The Middle Peak line up at sunset. Those are bigger than they look.

There are waves enough for everybody,

But sometimes, it's nice to have your own.

The days I liked best were the huge days that might get up to 15 feet. A few longboarders are out there, but the skate boarders on their short boards can't handle it. Realize that on a 15 foot wave, with a 25 foot face, there is all kind of chop from wind and reflected waves. If a shortboarder goes hauling down a wave and hits a 2 foot chop, they will get launched. I have the body weight and strength to just cut through that. The longboarders have no interest in messing with me. I guess they figure that any nut was welcome and anyway, there are enough waves for everyone. On big days, the waves are starting to rise on the reefs 300 yards out. While they do follow the reef, they are very hard to predict and how far can you swim without a board anyway. You have to take off as the wave is breaking. The waves on Middle Peak tend to tip instead of curl, so you don't usually get launched. Still, on a wave that big, that tip may suddenly become the curl of a 5 foot wave and that is going to produce quite a blast when it hits the face of the wave with you in the front of it. You had better be ready to hold your body rigid and bounce. Then there is always that chop I mentioned. If a reflected wave hits the front of a big wave as you are just taking off, it's going to suddenly increase the height of that wave by quite a bit and you are going to get quite a curl coming down on top of you. There may be nothing you can do. In waves this big, the water is going to be so deep that at least you pretty much don't have to worry about hitting the rocks on the bottom. You hope.

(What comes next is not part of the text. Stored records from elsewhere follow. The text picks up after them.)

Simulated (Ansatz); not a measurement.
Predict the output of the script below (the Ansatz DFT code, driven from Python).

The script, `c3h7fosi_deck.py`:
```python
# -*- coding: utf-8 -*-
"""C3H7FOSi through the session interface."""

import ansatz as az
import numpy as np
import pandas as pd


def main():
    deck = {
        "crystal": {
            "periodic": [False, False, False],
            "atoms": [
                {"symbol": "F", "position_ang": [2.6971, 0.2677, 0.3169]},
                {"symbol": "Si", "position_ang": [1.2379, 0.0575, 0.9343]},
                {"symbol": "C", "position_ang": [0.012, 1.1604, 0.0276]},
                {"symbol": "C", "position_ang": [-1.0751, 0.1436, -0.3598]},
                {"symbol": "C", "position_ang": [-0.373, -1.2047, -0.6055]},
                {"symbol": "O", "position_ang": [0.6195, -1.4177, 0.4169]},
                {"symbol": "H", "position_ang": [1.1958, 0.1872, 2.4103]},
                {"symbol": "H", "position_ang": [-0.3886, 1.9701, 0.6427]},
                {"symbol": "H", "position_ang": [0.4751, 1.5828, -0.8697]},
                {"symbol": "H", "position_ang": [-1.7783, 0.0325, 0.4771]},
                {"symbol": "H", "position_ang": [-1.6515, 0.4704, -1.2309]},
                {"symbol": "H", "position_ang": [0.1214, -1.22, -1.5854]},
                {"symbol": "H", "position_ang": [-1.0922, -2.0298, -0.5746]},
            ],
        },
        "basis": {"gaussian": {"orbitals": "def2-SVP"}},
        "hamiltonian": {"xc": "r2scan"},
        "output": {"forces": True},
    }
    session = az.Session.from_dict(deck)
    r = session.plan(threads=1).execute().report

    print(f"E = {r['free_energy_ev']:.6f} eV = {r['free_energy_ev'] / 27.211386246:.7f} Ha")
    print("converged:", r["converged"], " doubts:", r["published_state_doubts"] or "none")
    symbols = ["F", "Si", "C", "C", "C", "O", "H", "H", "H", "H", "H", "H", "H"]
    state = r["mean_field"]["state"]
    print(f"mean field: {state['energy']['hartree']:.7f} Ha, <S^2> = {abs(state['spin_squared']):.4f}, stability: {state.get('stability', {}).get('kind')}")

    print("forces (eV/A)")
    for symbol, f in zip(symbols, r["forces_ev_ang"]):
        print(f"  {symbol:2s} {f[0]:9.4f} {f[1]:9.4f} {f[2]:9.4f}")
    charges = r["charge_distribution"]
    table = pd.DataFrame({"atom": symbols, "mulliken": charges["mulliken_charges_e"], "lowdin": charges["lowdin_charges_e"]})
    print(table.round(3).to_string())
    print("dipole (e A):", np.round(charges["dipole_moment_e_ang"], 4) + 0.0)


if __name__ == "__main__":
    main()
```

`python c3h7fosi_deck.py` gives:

I remember out on one of the really huge days at Middle Peak. There were only about 3 long boards out and one was an 'old coot', probably in his 50's. It was not all that uncommon actually to see older guys out on long boards, but I was surprised to see him out on such a big day. He seemed game and out there no one is in the way of anyone else. I remember looking down a slope of a mountain at him as he jumped off his board. The shoulder away from the cliff was so big that he had just started sliding down it better than he wanted to. Then all the long boards left.
I look at this and I think "did I really do that"? That wave looks huge. Did I really wait behind the boards and take as big a wave as came in? There really is not much of the actual experience that sticks in your memory of it. Waves do not fit well into memory. I remember the trick to doing it though. I know how it can be done and that is a key. Just the right place to take off and hope that some backwash doesn't make it too exciting. Wait until it is too late to take off and just fin straight down like crazy.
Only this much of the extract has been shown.